The Phantom with Phoenix & Fontaine

2014/09/01 Posted by MsAJL

Andrea James Lui with Phoenix Kazree at West Australian Pole Camp

WA Pole Camp with Phoenix Kazree

I’ve just emerged from a bit of a pole dance rut… I spent April & May teaching nearly everyday all over the Greater Toronto Area in Ontario and it was just as Fontaine had said: leaving very little time for my own training. I became so invested in my students that their success became my primary source of joy!

So when US Pole Champion, Phoenix Kazree, was touring Toronto with The Lion King, I leapt at the chance to train with her – an hour per week for four weeks. I had taken her Signature Tricks workshop at West Australian Pole Camp and found her to be, not only an amazingly majestic dancer (Hello, Alvin Ailey!) but she was an extremely clear and concise instructor.

Fontaine had given me the idea for a really twisted and disturbing Phantom of The Opera inspired routine that I was preparing for Encore! Sydney Pole Show and Victorian Pole Championships, so with Phoenix’s musical theatre background, these sessions were the perfect opportunity to develop it. Our training started off with a bang as I eagerly devoured every trick and combo she threw at me – our first session yielded this fast spinning combo and high hopes of amazing things to come…

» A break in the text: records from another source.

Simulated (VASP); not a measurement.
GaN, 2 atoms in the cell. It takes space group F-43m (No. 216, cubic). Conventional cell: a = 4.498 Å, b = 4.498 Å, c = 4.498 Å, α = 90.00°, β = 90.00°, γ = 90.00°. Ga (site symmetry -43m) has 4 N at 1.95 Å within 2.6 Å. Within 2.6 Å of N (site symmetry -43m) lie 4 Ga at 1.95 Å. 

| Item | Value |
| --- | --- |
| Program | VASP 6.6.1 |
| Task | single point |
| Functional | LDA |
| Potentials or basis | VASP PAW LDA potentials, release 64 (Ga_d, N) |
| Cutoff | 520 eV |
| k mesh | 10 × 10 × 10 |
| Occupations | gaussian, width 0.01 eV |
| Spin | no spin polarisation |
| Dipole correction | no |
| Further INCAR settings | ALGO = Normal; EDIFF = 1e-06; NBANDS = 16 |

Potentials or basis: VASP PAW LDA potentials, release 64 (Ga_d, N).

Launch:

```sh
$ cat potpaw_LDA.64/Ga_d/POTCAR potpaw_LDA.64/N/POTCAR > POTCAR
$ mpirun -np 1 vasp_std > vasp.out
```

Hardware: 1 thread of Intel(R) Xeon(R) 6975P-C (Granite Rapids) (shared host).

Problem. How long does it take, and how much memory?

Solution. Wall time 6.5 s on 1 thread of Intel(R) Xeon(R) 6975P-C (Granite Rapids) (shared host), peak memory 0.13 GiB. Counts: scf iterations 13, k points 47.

I wasn’t sure if we’d actually work on choreography together or just brainstorm some new tricks and combos, but when Phoenix showed up with all these amazing movement ideas for a creepy little doll, we were cooking! By the end of our time in Toronto together, we had an entire routine – only 2.5 minutes, but chock full of dynamic tricks and contorted creepy doll movement.

After flying back to Australia, I had three weeks to master our routine – experimenting with intentionally ugly flexed feet and hunched back… not to mention a slew of new tricks. And I remember asking Phoenix: what’s the biggest challenge when she choreographs for her clients? She said something along the lines of learning to communicate with somebody else’s movement vocabulary. I can imagine that everyone in their dreams moves like Phoenix Kazree, but in reality, even the seemingly simplest thing she does is wrought with years of dance training. It takes an incredibly beautiful dancer to dance an ugly character, so for my untrained self, it is challenge enough just to point my toes and straighten my legs.

I felt pretty married to our routine and loathed to change anything we’d created together – I really wanted to make Phoenix proud and do our work justice… but my attempts at ugliness for this creepy doll were a decade or two shy of looking intentional. So in the end, any flexed feet or hunched backs in these performances are entirely my own personal brand of ugly. But the changes didn’t stop there… During my jet lagged return to Oz, I felt as if I’d gained about 20 pounds on the plane ride and realized the poles were about two feet shorter than we’d planned – like looking in a cruel funhouse mirror. I immediately had to rework two of our taller combos to fit, but remained hopeful as I sorted out this more manageable split and shorter drop.

When Amy Hazel says, “That was awesome”, it gives you the confidence to keep trucking along. So I continued to rework, rearrange, and replace elements of the routine. Undeniably, I passed through times of despair and hopelessness, questioning my value, and lying uselessly on the floor like a log.

But about a week before Encore!, I’d finally worked out a manageable version of the routine and showed it to Fontaine – I remember her response like she knows who I am: she said, “I don’t want to tell you to start over again (*she did*)… but you might want to strip it down and put it together again.”

She pointed out that because the routine was absolutely non-stop motion (which is divinely signature Phoenix Kazree flow), there wasn’t a single trick that stood out and Fontaine didn’t once see my face. Considering that the single-most common response to my Rising Stars Flash Gordon routine was, “Oh my God, your face, hahahahaha!”, we took this to be a betrayal of what has become my theatrical style.

After the panic of one week to show subsided, I embraced Fontaine’s feedback with the relief of permission to do what had been lingering in the back of my mind anyway – I did indeed strip my routine and reassemble it with more space to breathe… and manifest some creepy doll-ishness!

I’ve got bootlegs and official videos from both Encore! and VPC, but because the spinning poles were pretty stiff at both shows, this view from the Pole Cleaner on the side is my favourite :)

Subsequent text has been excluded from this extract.